One other useful value is the CPU load (again, Switchvox’s version of this value updates only once every 10 minutes). Here too we have to do something a little differently: since the value can have up to two decimal places, the type has to be set to “Numeric (float).” Otherwise, Zabbix will reject the item as “not supported” since it can’t store a floating-point number as an integer.
For a PBX, a useful trigger would be in the event of one or more VOIP providers failing. We can base the trigger on the value of the “total OK providers” item we defined earlier falling below a defined level.
To begin, go to the Configuration / Hosts page, look for the entry for your Switchvox, and hit its “Triggers” link to take you to its triggers page. Click the “Create Trigger” button in the upper right corner to get a new form for creating a trigger. Go ahead and enter a name for it now.
Zabbix has an easy method for choosing the expression to evaluate in a trigger; we can reach it by hitting “Select” next to the expression field.
For the item, we hit “Select” and get a new window with the list of items we’ve defined. We choose “Number of providers OK” from the list. Looking at the drop-down menu for “Function,” we have a dizzying array of choices, but for our purpose, the simplest is the best: just watch for the number of OK values to fall below a certain number. Choose “Last value < N” for the function, then enter the minimum number of OK providers in the field for N. (You can enter the actual number you want to watch for, or if you want to experiment and intentionally set off the trigger, you can enter an inflated number here.)

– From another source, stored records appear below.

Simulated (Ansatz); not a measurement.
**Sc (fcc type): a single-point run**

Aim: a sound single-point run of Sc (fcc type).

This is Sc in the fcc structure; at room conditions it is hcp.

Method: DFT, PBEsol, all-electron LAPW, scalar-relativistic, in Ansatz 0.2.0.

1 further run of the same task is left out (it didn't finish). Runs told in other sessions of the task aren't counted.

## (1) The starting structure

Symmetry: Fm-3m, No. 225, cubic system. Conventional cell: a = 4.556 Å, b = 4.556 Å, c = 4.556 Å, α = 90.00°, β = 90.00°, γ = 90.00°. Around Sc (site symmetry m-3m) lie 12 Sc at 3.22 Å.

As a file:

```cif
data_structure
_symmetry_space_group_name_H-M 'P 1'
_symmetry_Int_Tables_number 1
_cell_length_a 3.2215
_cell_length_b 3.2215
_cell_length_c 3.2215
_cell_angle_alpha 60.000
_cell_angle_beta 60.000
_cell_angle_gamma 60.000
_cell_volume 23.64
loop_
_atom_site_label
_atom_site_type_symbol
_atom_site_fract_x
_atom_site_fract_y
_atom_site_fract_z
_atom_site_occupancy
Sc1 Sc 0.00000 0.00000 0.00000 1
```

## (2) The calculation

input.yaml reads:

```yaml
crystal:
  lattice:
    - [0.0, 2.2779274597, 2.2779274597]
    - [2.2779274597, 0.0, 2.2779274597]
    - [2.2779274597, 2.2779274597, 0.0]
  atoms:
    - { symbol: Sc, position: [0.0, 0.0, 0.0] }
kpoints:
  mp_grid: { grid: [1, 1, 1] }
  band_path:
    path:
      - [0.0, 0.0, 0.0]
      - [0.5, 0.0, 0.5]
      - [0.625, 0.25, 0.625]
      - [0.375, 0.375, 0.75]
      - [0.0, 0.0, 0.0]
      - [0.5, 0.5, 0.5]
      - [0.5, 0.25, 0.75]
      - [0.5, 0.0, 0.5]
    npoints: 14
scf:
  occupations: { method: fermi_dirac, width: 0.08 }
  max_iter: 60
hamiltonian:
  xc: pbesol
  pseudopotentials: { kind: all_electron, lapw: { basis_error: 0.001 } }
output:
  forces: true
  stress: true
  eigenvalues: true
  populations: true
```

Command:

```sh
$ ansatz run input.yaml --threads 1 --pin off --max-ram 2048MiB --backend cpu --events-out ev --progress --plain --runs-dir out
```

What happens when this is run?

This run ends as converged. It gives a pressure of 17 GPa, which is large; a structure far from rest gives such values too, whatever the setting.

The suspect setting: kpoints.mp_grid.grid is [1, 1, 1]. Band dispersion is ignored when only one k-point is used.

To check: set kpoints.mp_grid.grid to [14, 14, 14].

Hit “Insert” to save the condition. Why is it “Insert”? Because in reality we can define more than one condition for a trigger–although we don’t need to here. We can just skip down to “Severity” and set it to reflect the seriousness of the situation in the trigger. There’s no need to touch anything else right now.
Once we’ve saved this, we have our first trigger. We can look it up under Monitoring / Triggers now. If the limit defined above is the real-life number we want to watch for, the status will say “OK” and the severity will show up with a green background (even if it is a high severity). If you took the suggestion of setting the limit intentionally too high, you should see the word “PROBLEM” in red, blinking. (There is a third status, “UNKNOWN”, that shows up in gray at times when Zabbix is unable to get a current value.)
Zabbix will also let you define an action to be taken when a trigger is fired–for example, sending an e-mail or instant message, or executing a command.